I would like to
- evaluate the Kullback-Leibler divergence between a target distribution $f(x)$ and a smoothed version $g(x)=\int K_h(x-x')f(x') dx'$, where $K_h$ is a symmetric kernel with width $h$.
- minimize the KL divergence with respect to the smoothing kernel $K$ using variational calculus subject to $h>0$ (using the delta function would be a trivial solution with zero width).
The motivation is to find the functional form of the smoothing kernel (e.g., top-hat, Gaussian, Epanechnikov) that makes $g(x)$ converge to $f(x)$ as fast as possible as we reduce the width $h$ (I appreciate this is not a very precise statement). I would like to avoid comparing a finite set of kernels because the best kernel may not be in my candidate set.
What I've tried...
The explicit form of the KL divergence is $$\begin{aligned} D_{KL}\left(f\Vert g\right) &= \int f(x)\left(\log\frac{f(x)}{g(x)}\right) dx\\ &= \int f(x)\log\left(\frac{f(x)}{\int K_h(x-x')f(x') dx'}\right) dx. \end{aligned}$$ We can expand the log and drop the $f(x)\log f(x)$ term because it does not depend on the kernel. We now seek to minimize $$ -\int f(x) \log \left(\int K_h(x-x') f(x') dx'\right)dx $$ The standard Euler-Lagrange equations don't seem to apply here due to the nested integral inside the $\log$. I've contemplated going through the steps of adding a variational function and deriving a variant of the EL equations for this problem. But I thought I'd check whether this is a standard problem before opening that can of worms.

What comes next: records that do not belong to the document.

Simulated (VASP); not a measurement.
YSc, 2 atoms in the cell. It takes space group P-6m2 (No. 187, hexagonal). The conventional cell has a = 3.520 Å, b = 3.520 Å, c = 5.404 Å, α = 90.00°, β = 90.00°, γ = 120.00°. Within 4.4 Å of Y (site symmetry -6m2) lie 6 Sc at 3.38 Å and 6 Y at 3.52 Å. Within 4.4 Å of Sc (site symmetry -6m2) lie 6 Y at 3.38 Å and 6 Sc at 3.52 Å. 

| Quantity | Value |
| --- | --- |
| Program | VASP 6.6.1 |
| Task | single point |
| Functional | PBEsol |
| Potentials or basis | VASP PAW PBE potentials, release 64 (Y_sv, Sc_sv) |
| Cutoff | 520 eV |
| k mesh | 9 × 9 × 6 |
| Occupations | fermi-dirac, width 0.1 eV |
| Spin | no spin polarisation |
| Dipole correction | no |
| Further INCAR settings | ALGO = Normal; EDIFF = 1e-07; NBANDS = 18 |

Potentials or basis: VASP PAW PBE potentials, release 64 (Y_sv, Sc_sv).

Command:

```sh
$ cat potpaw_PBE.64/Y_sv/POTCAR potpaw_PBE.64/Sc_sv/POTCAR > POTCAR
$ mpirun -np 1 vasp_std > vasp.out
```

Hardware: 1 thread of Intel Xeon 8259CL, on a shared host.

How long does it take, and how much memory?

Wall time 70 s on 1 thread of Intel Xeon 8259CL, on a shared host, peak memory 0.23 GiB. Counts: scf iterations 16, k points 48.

I am also happy to consider $D_{KL}\left(g\Vert f\right)$ if that simplifies things.
Let's rename the "problematic" expression as $$ S[k] := \int\mathrm{d}x\ f(x)\ln\left(\int\mathrm{d}y\ f(y)k(x-y)\right) $$ for the sake of readability. In order to find the stationary "points" of this functional, one has to to set its functional derivative to zero, whose definition in (purely) mathematical books with a little "pertubation" term is usually impractical, that is why it will be preferable to use $$ \frac{\delta}{\delta k} \equiv \frac{\partial}{\partial k} - \frac{\mathrm{d}}{\mathrm{d}x} \frac{\partial}{\partial k'} + \frac{\mathrm{d}}{\mathrm{d}x^2} \frac{\partial}{\partial k''} - \frac{\mathrm{d}}{\mathrm{d}x^3} \frac{\partial}{\partial k'''} + \ldots, $$ which is nothing else than a generalized Euler-Lagrange operator. In the present case, it is simplified to $\frac{\delta}{\delta k} \equiv \frac{\partial}{\partial k}$. Moreover, it is to be noted that $\frac{\delta k(x)}{\delta k(x')} = \delta(x-x')$, where the last $\delta$ represents a Dirac delta. One has then : $$ \begin{array}{rcl} \displaystyle \frac{\delta S[k]}{\delta k(z)} &=& \displaystyle \int\mathrm{d}x\ f(x)\frac{\int\mathrm{d}y\ f(y)\delta(x-y-z)}{\int\mathrm{d}y\ f(y)k(x-y)} \\ &=& \displaystyle \int\mathrm{d}x\ \frac{f(x)f(x-z)}{\int\mathrm{d}y\ f(y)K(x-y)} \\ \end{array} $$ The resulting Euler-Lagrange equation may still be quite hard to solve nonetheless.